Oddly, I came across Charles D'Ambrosio's Loitering via the Acrostics puzzle in the Sunday New York Times.
However it arrived on my desk, it was truly a wonderful find!
Loitering is somewhat a re-issue: apparently D'Ambrosio had released many of these essays 15 years ago, in an alternate collection that is now out of print. So many of the essays are nearly two decades old; others are newer.
Old, new, or in-between: these are phenomenally good essays, and D'Ambrosio is a writer of startling skill.
As the greatest writers do, D'Ambrosio sees everything through the lens of language.
This can be a disconcerting experience. For example, here is D'Ambrosio, who has become interested in how mobile homes are constructed, marketed, deployed, and lived-in (perhaps he is thinking of buying one?), visiting a suburban town where a number of these homes are in use:
I stopped a couple of places to look through a few more completed houses. All along I'd been intrigued by the lack of language inside these model homes. There were no words, spoken or written, and even the few decorative books seemed mute on the shelves -- not words, but things. Language in the modular industry belongs largely to the manufacturing end of the business, and there, in technical brochures and spec sheets, it's thick and arcane, made up of portmanteaus and other odd hybrids that are practically Linnaean in their specificity. You get Congoleum and Hardipanel Siding and Nicrome Elements. At the factory all that language is assembled and given narrative development in the tightly plotted path the house takes as it progresses from chassis to truck. But once inside the finished home it ends, there's a kind of white hush, a held breath, and all narrative, defined simply as a sequence of events in time, is gone. Silence and timelessness take over so that when the door opens and you cross the threshold you feel you've stepped out of life itself.
Who tries to interpret a mobile home in terms of its language? Who contemplates "Language in the modular industry?" Who visits a mobile home assembly line and observes that "language is assembled and given narrative development?"
A writer does.
At least, a writer of D'Ambrosio's bent does.
But what is this "language inside these model homes" that he is so interested in?
As he explains, it's truly there, if you just know how to look:
In house #19 I find an icy aspect to the arrangement of family artifacts and like Keats before the Grecian Urn I can't quite puzzle out the story. Photos have been framed and set out on tables and shelves but the pictures are of those same corny people who haven't aged a bit since they came with your first cheap wallet. Who are these blonde women with unfading smiles? Whose bright kids are these? What happy family is this? In the kitchen two ice cream sundaes sit on the counter. Those sundaes will never melt, nor will they be eaten. The cookbook in the kitchen is open to a recipe for blueberry pancakes but in the living room a bottle of wine and two glasses wait on a coffee table. What time of day is it?
Yes, indeed, there is language here, and D'Ambrosio has found it.

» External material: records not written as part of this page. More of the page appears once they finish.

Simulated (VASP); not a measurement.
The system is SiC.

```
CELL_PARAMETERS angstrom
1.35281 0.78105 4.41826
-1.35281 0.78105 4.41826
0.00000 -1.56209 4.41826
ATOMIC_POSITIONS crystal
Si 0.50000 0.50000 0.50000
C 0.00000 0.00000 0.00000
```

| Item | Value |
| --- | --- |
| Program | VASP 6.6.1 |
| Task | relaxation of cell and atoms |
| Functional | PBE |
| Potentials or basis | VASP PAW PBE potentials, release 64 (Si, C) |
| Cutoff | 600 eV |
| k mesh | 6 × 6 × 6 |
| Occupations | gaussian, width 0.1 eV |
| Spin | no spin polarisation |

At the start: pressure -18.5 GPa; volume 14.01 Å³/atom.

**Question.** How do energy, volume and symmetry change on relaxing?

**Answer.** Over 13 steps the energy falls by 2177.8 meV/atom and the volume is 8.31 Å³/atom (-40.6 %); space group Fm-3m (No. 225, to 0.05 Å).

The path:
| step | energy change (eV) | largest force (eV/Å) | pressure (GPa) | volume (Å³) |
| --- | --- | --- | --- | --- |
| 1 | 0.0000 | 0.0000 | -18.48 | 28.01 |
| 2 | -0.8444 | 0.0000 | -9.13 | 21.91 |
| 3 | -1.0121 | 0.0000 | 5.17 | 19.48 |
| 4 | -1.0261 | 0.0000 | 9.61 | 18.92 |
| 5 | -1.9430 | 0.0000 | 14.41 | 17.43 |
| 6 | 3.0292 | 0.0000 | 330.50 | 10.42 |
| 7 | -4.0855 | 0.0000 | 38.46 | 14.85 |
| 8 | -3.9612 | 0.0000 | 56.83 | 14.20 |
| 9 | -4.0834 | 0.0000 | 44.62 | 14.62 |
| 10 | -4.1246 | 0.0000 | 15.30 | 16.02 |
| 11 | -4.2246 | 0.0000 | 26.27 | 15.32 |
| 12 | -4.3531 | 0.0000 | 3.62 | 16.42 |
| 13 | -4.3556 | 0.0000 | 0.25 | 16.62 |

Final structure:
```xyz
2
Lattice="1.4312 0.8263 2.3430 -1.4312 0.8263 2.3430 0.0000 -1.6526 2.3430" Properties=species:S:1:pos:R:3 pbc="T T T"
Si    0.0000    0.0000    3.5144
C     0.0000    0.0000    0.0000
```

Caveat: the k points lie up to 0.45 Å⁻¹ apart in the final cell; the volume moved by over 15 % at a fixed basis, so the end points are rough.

(By the way, I love the gentle allusion to the famous first sentence of Tolstoy's Anna Karenina: "Happy families are all alike; every unhappy family is unhappy in its own way.")
Loitering continues along like this, nearly every essay a gem of blinding clarity that wastes nary a word, aiming directly and unerringly to the heart of the matter.
Not everything is perfect: I got very little out of the essay Hell House, except to admire its skill in execution; and the essay Misreading was a complete miss for me.
But when D'Ambrosio is on, oh boy is he on.
Take, for just one more instance, since I can't bear to let this pass un-celebrated:
... the difficulty of writing ... of capturing the sound of the sentences, a sound that isn't precious, by eliminating, as much as possible, the emotional fussiness of commas -- instead using hard consonants and the natural stresses of our largely iambic language to create the rhythm.
I mean, do you see what he just did there?
Along the way, there is plenty more. The best of the lot, I think, is an epic essay that starts with a wounded robin, spends pages in the most complex literary analysis of J.D. Salinger's The Catcher in the Rye that I think I've ever read, and ends up being not an exegesis, or at least not only an exegesis, but really an investigation of the loss of D'Ambrosio's younger brother to suicide as a child.
Loitering is a book for the ages; I will surely pay attention to D'Ambrosio's other work, when I encounter it.